Roving on Mars One Day

The first up-close look at Martian sand dunes is being done by the Curiosity rover. This marks the first time that active dunes on another planet have ever been investigated.

The “Bagnold Dunes” are found at Mount Sharp's northwestern edge. Some are two stories high, and they're quite active. Satellite imagery shows the dunes being shifted by the Martian winds by near 1 meter (3 feet) each year.

Curiosity's arrival at the dunes is a first for all of space exploration. “No active dunes have been visited anywhere in the solar system besides Earth,” NASA stated in a press release.

Martian sand dune. Credit: NASA/JPL

The images that are included in the above mosaic were originally taken on Nov. 27, 2015; however, it takes some time for NASA to receive and edit the images, which is why we are just getting them now. NASA notes that, in this case, the scene is presented with a color adjustment that is meant to approximate white balancing and resemble how the sand would appear under daytime lighting conditions on Earth.

Ultimately, Curiosity has been at work on Mars for 1,176th Martian days. Curiosity's primary objective right now is to explore Mount Sharp. Just as Earth’s layered sediments provide a window into the past, scientists are hoping the layers of Mount Sharp will provide some insight into Mars' geological history.

What Is It Looking For

The rover will examine a sample of the sandy material to look for clues about the dunes' composition and how the wind shapes them. "These dunes have a different texture from dunes on Earth," says Nathan Bridges, of the Curiosity team, in the release. "The ripples on them are much larger than ripples on top of dunes on Earth, and we don't know why. We have models based on the lower air pressure. It takes a higher wind speed to get a particle moving. But now we'll have the first opportunity to make detailed observations."

Learn more about this missions in the video below.

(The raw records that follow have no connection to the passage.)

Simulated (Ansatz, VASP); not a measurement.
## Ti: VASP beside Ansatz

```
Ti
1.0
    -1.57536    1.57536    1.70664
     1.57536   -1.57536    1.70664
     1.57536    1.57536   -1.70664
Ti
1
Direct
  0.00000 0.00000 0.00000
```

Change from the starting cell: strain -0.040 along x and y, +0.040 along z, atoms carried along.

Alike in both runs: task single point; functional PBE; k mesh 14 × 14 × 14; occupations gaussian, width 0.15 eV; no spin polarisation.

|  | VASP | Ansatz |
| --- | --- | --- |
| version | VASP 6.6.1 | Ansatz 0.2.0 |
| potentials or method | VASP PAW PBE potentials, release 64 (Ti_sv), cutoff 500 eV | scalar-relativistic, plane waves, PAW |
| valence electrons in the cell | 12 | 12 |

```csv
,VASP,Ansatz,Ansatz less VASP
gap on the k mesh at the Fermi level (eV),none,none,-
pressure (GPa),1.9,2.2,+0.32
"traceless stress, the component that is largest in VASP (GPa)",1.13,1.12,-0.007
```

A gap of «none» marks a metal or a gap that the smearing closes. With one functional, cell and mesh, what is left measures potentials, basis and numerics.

In the end, ascending and exploring the sedimentary lower layers of Mount Sharp, which towers some 5.5 km (3.4 miles) into the Martian sky, is the primary goal of the rover's mission on the Red Planet.

That said, multiple NASA rovers have studied much smaller Martian sand ripples on the planet (including the Curosity rover); however, none has ever visited or investigated these types of large dunes, which are as tall as a two story building and are as wide as a football field.